Archer Aviation has staged a meaningful recovery from its March lows, gaining around 24% as geopolitical tensions eased and investors rotated back into risk assets. The bounce comes after a rough stretch for the stock, which is still down about 25% year to date and off around 16% over the past year.
At roughly $6.08, ACHR is trading near multi-year lows. The stock saw a 14.3% gain in the last seven days alone, though a 3.3% drop over the prior 30 days shows how choppy the ride has been.
The recovery isn’t just about macro sentiment. Archer was included in the White House-backed eVTOL Integration Pilot Program, a federal initiative designed to bring air taxi services into real-world settings across select U.S. regions.
Archer is working with partners in Texas, Florida, and New York. The company is targeting initial operations in the second half of 2026.
On the international side, Archer is expanding through projects in the UAE. It’s also building exposure to defense opportunities through work with Anduril.
Investor Stone Fox Capital, a top-ranked analyst on TipRanks, came out firmly bullish. He described ACHR as offering “a compelling entry point given its $2B cash balance and $6B+ order book.”
Stone Fox argued that the investment case no longer hinges on a single regulatory outcome. He pointed to “multiple operational pathways emerging via FAA’s eIPP program and international partnerships” as reducing binary risk around FAA certification.
He called the earlier pullback an overreaction and assigned ACHR a Strong Buy rating — describing his stance as “ultra Bullish.”
Wall Street broadly agrees. ACHR carries a Strong Buy consensus from analysts, with five Buy ratings and just one Hold. The average price target sits at $13.20, which would represent more than a double from current levels.
A DCF analysis from Simply Wall St puts Archer’s intrinsic value at $27.78 per share. Against the current price of around $6.08, that implies the stock is 78.1% undervalued on a cash flow basis.
The model uses a 2 Stage Free Cash Flow to Equity approach. Archer’s trailing twelve-month free cash flow is a loss of $672.1 million, but analysts project that flipping to $380 million positive by 2030.
On a price-to-book basis, ACHR trades at 2.06x. That’s below the Aerospace & Defense industry average of 4.22x and below its peer group average of 3.59x.
Bull-case narratives target a fair value around $18.00 per share. Bear-case views are more cautious, flagging the stock’s mixed chart signals and its heavy ETF ownership.

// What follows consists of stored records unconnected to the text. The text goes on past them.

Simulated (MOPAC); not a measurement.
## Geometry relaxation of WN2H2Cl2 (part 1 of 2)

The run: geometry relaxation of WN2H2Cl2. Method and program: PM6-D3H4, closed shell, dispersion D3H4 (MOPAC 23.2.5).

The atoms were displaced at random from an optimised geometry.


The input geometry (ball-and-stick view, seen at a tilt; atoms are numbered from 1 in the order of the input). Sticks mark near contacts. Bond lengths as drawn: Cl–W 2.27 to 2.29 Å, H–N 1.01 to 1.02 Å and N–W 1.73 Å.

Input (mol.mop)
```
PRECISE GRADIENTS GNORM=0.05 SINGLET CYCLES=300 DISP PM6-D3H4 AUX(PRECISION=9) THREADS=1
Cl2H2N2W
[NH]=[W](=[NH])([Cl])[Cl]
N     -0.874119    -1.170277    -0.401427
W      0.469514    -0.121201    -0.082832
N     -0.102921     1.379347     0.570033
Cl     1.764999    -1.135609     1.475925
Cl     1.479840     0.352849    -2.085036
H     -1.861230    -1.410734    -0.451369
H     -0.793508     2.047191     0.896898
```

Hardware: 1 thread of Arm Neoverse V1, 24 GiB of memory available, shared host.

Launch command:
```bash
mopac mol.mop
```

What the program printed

Stone Fox did acknowledge one near-term limitation: Archer doesn’t yet have enough aircraft ready to support early programs, which could delay initial rollout.
Management has also provided limited updates on production progress. Archer has outlined plans to scale to roughly 50 aircraft per year by 2026, but the market is still waiting on clearer milestones to validate that timeline.